While some states copied provisions of the federal crowdfunding laws, meaning rules and restrictions are the same (but apply to just one state, of course), other states adopted crowdfunding laws that allow each investor to invest as much as $10,000, including non-accredited investors - an amount that exceeds limits per investor found in the federal law. Federal law limits investments per investor to as little as $2,000, depending on the investor's income or net worth. Another example is Oregon's "Community Public Offering" rules, which allow each investor to invest up to $2,500, regardless of the investor's income or net worth. Oregon’s approach saves entrepreneurs and investors from the hassle of collecting and sharing information about each investor's income or net worth, which some advocates of that law have said is a great advantage for entrepreneurs who do not have much time or money to handle lots of paperwork.

The choice to raise capital under the federal crowdfunding law or under a state-level crowdfunding law, which would generally still require compliance with other federal securities law provisions, will depend on a variety of factors, including the nature of the enterprise, the pool of potential investors, and the geographical location of potential investors. Complying with the federal crowdfunding law allows an entrepreneur to accept investments from all over the nation, without worrying about complying with the laws of multiple states, so this may be a huge advantage for some enterprises that are seeking a national or large regional market. For other enterprises that are more place-based, this difference might be trivial, and it might make more sense to raise capital under the state-level crowdfunding laws in those states, if available.

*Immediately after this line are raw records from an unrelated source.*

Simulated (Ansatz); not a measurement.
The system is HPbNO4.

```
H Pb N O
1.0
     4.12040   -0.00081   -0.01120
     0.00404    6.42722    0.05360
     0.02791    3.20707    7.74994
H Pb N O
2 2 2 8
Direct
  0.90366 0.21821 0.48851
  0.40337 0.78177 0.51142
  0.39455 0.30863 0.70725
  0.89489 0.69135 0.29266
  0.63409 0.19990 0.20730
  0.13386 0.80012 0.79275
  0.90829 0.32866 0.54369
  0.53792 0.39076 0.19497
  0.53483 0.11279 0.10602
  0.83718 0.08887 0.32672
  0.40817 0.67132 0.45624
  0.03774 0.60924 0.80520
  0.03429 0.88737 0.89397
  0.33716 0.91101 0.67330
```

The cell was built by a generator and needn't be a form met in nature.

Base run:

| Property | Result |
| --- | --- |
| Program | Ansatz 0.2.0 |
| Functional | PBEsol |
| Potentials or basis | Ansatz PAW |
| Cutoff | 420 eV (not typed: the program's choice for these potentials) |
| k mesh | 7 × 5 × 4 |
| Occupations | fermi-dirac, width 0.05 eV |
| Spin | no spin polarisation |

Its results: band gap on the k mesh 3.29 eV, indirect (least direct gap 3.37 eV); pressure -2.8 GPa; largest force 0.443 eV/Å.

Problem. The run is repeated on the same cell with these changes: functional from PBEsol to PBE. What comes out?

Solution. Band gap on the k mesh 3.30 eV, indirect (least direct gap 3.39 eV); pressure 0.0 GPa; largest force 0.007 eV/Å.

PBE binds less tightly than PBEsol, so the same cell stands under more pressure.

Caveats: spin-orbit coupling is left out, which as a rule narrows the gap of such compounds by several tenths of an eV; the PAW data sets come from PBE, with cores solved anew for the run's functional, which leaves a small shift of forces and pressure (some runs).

SELC has been a sponsor of pending legislation in California called the Local Economies Securities Act, or AB 2751. We think this bill, if passed into law, would be more advantageous than the federal JOBS Act for many enterprises, especially beginning farmers seeking to access farmland, agricultural land trusts, and place-based solar and wind energy enterprises. These are among the types of enterprises that the bill was designed for, but we think other types of enterprises might find it more advantageous as well.

Before going into more detail about California's Local Economies Securities Act, let's first review the Crowdfunding Title III of the JOBS Act for some context.

Summary of the JOBS Act - the Federal Crowdfunding Law:

A securities offering is exempt from registration under the federal crowdfunding law where the total amount of securities sold during any 12 month period does not exceed $1 million. Individual investors are limited as follows:

  • If the investor's net worth is below $100,000, then they can invest up to $2,000 or up to 5% of their net worth, whichever is greater.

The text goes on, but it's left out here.